A Pre-Collegiette's Guide To Decoding College Websites

By Brianna Susnak

For high school seniors in the midst of the college application process (and juniors just beginning), navigating through the countless pages of college websites can become a cumbersome task. With so many statistics, lists, facts and figures available in just one click, it’s easy to be overwhelmed by the amount of information available – especially when you’re looking at multiple schools’ sites. After a while, many of the websites begin to look the same, and determining what’s relevant and what’s not can seem nearly impossible—until now!

After consulting with college experts and collegiettes alike, we’ve created a list of the five essential elements of every college website and how to get the most of them.

1. The campus life section

Between deciding on a major and obsessing over your latest SAT scores, it can be easy to forget that college life is more than just academics. After all, it’s your home for the next four years!

“When I was looking at college websites, I always looked at the campus life section,” says Sarah Dilick, a freshman at New York University. “Even at the best academic school in the world, you could have a terrible time if the lifestyle doesn’t fit you.”

When considering campus life, remember the multiple aspects that comprise a campus’s culture beyond its geography. While deciding whether you want to live on an urban or rural campus is important, consider what you want to do when you’re not sitting in class. Are there a variety of clubs and extracurricular activities relevant to your interests? How prominent is Greek life? Is there a balance of athletic and arts-related events? Many college websites will provide photos and/or videos of clubs and traditional events so you can get a feel for the environment before you even step on campus!

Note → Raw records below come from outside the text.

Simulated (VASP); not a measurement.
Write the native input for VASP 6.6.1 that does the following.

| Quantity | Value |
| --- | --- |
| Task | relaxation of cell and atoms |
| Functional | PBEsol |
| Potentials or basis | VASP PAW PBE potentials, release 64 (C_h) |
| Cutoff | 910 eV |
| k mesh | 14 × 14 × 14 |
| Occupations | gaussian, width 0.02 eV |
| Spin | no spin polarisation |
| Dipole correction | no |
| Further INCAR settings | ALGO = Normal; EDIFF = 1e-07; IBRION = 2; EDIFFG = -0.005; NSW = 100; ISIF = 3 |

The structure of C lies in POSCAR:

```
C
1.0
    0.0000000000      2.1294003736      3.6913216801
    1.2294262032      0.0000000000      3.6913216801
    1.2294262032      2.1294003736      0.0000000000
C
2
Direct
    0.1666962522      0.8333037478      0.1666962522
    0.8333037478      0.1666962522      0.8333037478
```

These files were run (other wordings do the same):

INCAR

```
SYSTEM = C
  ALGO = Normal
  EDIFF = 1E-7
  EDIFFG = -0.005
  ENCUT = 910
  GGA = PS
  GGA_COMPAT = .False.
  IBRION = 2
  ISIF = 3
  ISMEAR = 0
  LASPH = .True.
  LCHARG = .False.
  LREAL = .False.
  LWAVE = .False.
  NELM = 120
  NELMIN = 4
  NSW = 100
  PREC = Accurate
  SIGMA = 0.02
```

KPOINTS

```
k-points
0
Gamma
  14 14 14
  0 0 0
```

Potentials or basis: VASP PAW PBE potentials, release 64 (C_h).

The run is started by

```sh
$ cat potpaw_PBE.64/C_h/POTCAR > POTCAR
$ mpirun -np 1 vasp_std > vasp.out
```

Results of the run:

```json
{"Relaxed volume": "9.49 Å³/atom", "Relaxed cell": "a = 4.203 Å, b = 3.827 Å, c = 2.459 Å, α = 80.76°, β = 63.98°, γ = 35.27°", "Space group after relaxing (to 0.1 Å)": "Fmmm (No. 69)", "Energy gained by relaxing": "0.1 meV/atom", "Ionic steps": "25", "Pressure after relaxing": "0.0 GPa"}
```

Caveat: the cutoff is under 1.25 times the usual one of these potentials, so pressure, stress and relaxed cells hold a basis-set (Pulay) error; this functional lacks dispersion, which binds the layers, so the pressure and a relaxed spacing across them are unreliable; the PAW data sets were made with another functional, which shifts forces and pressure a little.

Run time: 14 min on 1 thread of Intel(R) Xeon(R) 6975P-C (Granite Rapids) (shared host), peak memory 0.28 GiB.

2. The list of majors and minors

Whether you’ve known what you’ve wanted to do since you were a little kid or you’re going into your freshman year undecided, a school’s list of majors and minors is a great starting place for exploring academic information efficiently.

“Going into college, I knew that I wanted to study journalism,” says Danielle Hensley, a freshman at Indiana University Bloomington. “By reading about the journalism majors on several different school’s websites, I was able to figure out which program was best for me.”

While some lists of majors are organized alphabetically, others are organized by the specific school they’re in. Most medium and large universities are comprised of many smaller, individual “schools,” such as a school of business, a school of arts and sciences or a school of education.

“I always direct students to look [at the list of majors and minors],” says Michelle Podbelsek, a college counselor with College Counseling Associates. “Click on the department website where they show the requirements for that degree, and then on most websites you can go into actual course descriptions. Also, on most department websites, they will show college societies and co-curricular clubs and opportunities related to the major. For high school students, these facts seem to help a lot in … imagining their college life.”

When you click on a major or minor that interests you, the website will often redirect you to the specific school or program where that major is offered. From there, you can explore any additional requirements for admission or similar majors offered in that school.